The
present Senate serving the Nigerian people runs the risk of being remembered as
the worst since 1999.
Public Relations Consultants and media officials of
this particular Senate have done their part flooding both the print and the
online media with details of how productive the Bukola Saraki-led Senate has
been, and they have been quite aggressive in telling us about 30 important
Bills which when passed, will change the face of Nigeria and deliver
change.
The Senate according to one report has considered over 125 bills, debated over
48 motions, and passed three bills. But nobody is apparently impressed. During
the Jonathan administration, the Senate was the better regarded of the two
legislative chambers. While members of the House of Representatives in the
Seventh Assembly behaved as if they were a band of students’ unionists, the
then Red Chamber projected an image of maturity and temperance, even if it was
also self-serving! With the 8th Assembly, the House of
Representatives, apart from the shameful resort to physical combat over the
distribution of “juicy” committees in November 2015, has shown itself to be
better organized than the present Senate. The critical difference is that of
leadership. It is one of management. It is a matter of weight and
politics.
What is clear is that the leadership recruitment and selection process in the
legislative arm of government is as critical as it is in any other sphere of
government. During the 7th Assembly, the politics of the emergence
of the then Speaker of the House of Representatives, Aminu Tambuwal, a PDP
lawmaker who became an agent and later, chieftain of the opposition party,
ensured that the House remained almost permanently in a frosty relationship
with the Executive. Likewise, the manner of Bukola Saraki’s emergence as Senate
President, marked again by alleged disloyalty to his own party and collusion
with the opposition for personal gains, has laid the foundation for the
supremacy of intrigues, cabals, and the politics of mischief in a Chamber that
should be devoted strictly to the making of laws for the good governance of
Nigeria.
His colleague in the House of Representatives also emerged under controversial
circumstances, but Yakubu Dogara’s politics seems to be better managed.
Saraki’s politics is made more complex by the fact that he has strong roots in
the two dominant parties in the National Assembly and has proven to be
extremely influential across party lines, making him a dominant force in
Nigeria’s current power equation, and most certainly, a threat to other power
centres.
Online, the Saraki-led Senate claims that it has done a
lot, even if it has spent more time being on vacation in less than a year, and
obsessed daily with the politics of contradictions. The Senate President once
reportedly boasted that the Senate under his watch has helped to block
corruption by helping Nigeria to save money.
He talked about the Senate’s
probe of the Treasury Single Account (TSA). But now, here is the
contradiction: Many Nigerians would find it difficult to see how a Senate whose
leader is on trial for corruption-related matters, and that has chosen to buy
for its members, luxury SUV vehicles at inflated cost can claim to be helping
Nigerians at a time when the economy is on a tragic downward spiral, and yet
the same Senators had allegedly collected vehicle loans. This has brought the
Senate condemnation from both the Nigeria Labour Congress and a coalition of
about 400 Non-Governmental Organizations (NGOs).

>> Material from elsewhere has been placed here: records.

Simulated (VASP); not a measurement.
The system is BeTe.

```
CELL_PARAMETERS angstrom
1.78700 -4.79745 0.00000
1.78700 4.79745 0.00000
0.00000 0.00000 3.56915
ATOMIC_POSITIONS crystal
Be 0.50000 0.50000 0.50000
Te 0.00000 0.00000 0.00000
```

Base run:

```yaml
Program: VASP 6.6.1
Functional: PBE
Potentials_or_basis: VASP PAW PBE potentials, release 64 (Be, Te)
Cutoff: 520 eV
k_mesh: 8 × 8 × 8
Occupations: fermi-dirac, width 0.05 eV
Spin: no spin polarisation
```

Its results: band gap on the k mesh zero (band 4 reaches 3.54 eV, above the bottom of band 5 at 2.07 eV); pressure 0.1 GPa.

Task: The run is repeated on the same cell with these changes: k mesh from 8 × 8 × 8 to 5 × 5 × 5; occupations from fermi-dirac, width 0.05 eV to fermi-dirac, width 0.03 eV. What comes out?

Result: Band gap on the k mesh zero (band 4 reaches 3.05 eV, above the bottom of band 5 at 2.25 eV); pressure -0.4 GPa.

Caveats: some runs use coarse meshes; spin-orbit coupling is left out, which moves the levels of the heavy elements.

But we know where the problem lies: politicians are always playing games,
and the Senate under Bukola Saraki’s watch has acted more than once, as if it
is against the people. This Senate has had to reverse itself thrice in the last
one month following public outcry about its lack of moral rectitude. The
painful reality is that the impression has now been created that the Senate as
presently constituted is playing the politics of one man. It has reduced itself
to a
Saraki-must-stay-and-the-Executive-and-anti-Saraki-APC-leaders-must-bow-Red-Chamber.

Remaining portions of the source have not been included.